Jul 06, 2009

Crimean Tatars: Possible Course Change for Kyiv


Active ImageThe reopening of a criminal case against the deporters of the Crimean Tatars in 1944 fuels speculation that Kyiv is gearing up to change its approach to the community.

 

 

Below is an article published by the Georgian Daily:

Ukrainian President Viktor Yushchenko has asked prosecutors to consider opening a criminal case against those who deported the Crimean Tatars and other ethnic groups from Crimea in 1944, an apparent response to a Crimean Tatar hunger strike in Kyiv and a possible indication that Kyiv is about to change its approach to the Crimean Tatars.

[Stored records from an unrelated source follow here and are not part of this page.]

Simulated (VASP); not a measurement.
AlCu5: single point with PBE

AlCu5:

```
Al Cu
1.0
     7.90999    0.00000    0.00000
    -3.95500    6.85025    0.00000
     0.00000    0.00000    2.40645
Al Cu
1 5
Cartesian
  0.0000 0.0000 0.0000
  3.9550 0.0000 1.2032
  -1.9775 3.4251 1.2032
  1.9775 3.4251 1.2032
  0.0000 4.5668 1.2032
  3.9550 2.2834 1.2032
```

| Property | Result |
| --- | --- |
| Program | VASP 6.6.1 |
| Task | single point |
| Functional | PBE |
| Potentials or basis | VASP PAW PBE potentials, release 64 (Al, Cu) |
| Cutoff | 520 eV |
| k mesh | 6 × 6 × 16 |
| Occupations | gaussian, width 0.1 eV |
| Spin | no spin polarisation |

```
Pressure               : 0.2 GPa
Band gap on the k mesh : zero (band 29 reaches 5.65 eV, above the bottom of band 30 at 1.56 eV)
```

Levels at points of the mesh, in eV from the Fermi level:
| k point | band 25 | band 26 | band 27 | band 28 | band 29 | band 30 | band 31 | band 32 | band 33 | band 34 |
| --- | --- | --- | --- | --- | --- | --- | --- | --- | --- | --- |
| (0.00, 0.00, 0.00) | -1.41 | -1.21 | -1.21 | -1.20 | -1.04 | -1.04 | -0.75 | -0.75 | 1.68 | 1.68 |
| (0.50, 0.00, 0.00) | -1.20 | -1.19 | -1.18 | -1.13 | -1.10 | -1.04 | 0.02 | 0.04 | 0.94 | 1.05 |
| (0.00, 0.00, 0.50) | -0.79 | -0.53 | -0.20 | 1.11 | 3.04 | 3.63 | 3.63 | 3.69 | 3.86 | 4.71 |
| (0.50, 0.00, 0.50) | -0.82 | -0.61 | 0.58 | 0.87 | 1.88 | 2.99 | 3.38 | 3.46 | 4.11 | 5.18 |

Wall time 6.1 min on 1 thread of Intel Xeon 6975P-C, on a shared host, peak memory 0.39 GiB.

In announcing this step, presidential press secretary Iryna Vannykova said yesterday that “the chief of state says that he fact of illegal and forced mass deportation of the Crimean Tatar people from Crimea in 1944 is undeniable, as is the fact of deportation of other ethnic groups living in Crimean territory” (www.kyivpost.com/nation/44486).

She added that the prosecutor general’s office and the Ukrainian security services are “to conduct an impartial pre-trial inquiry in to the matter,” on the basis of which “the actions of the Soviet totalitarian regime in Crimea could be appropriately qualified in legal terms” and charges filed.

Given recent threats by Moscow officials to punish anyone who questions the Russian version of World War II and given Ukrainian efforts in the past to use the courts to focus attention on the tragedies Ukraine suffered under the Soviets, Yushchenko’s order may represent only an act of defiance that is entirely consistent with past policy.

But there may be another factor at work here as well: Kyiv’s desire to mollify the increasingly angry Crimean Tatars, given the Ukrainian government’s less than entirely satisfactory relationship with that community in the past and Kyiv’s need for allies on the peninsula where some Russian nationalists have been promoting secessionist ideas.

Groups of Crimean Tatars have been staging protests continuously since April 6 [2009] to demand that the Ukrainian authorities address their demand for the return of land that was seized by the Soviets after Stalin deported the Crimean Tatars 65 years ago. And then the World Crimean Tatar Congress raised this and other issues in a telegram to the Ukrainian government.

Not having gotten a response, ten Crimean Tatar activists on May 12 [2009] began a hunger in Kyiv, initially in tens as in Moscow 20 years ago. Three dropped out because of health problems, but 16 more later joined. And these strikers are now in the third month of their action.

Senior Ukrainian leaders have refused to receive them, although they have sent more junior officials out to urge the Crimean Tatars to end this protest. In the hope of gaining more attention, the hunger strikers began beating metal barrel drums every 15 minutes to insure that Ukrainian officials know they are still there and have issued an appeal to the world.

That appeal says that the failure of the Ukrainian authorities to address the land problem in Crimea has convinced those taking part in this protest that they can no longer “trust that the government considers the Crimean Tatars part of the Ukrainian people” and that the Ukrainian authorities are acting in ways that have “only one name – genocide!”

Given that the Ukrainian government does not live up to its own constitution and chooses not even to meet with the Crimean Tatars, “openly ignoring not only picketers but those who may die from their hunger strike,” the activists say that they have only “one way” left – “to appeal directly to the international community.”

“The entire world,” they continued, “must know about the criminal behavior of [Kyiv] toward an entire nationality! It must know about the falseness of Ukrainian claims to the UN and European Union that Ukraine is developing as a democratic and law-abiding state! [And] it must know about this genocide and that Ukraine, with such a government, cannot be in Europe.”

Lest that anger lead a few Crimean Tatars to line up with Russian nationalists in Crimea against the Ukrainians, something Crimean Tatars are overwhelmingly loathe to do, and in order to strengthen the sometimes frayed ties between Ukrainians and the Crimean Tatars as a whole, Kyiv does not need to do very much.

The hunger strikers are asking only that the land issue be addressed fairly, but if they continue to be ignored, their demands may become more political and more difficult for Kyiv to cope with. President Yushchenko’s decision this week [6 July] to address one key issue suggests he understands that and may be open to more changes in Ukraine’s dealing with the Crimean Tatars.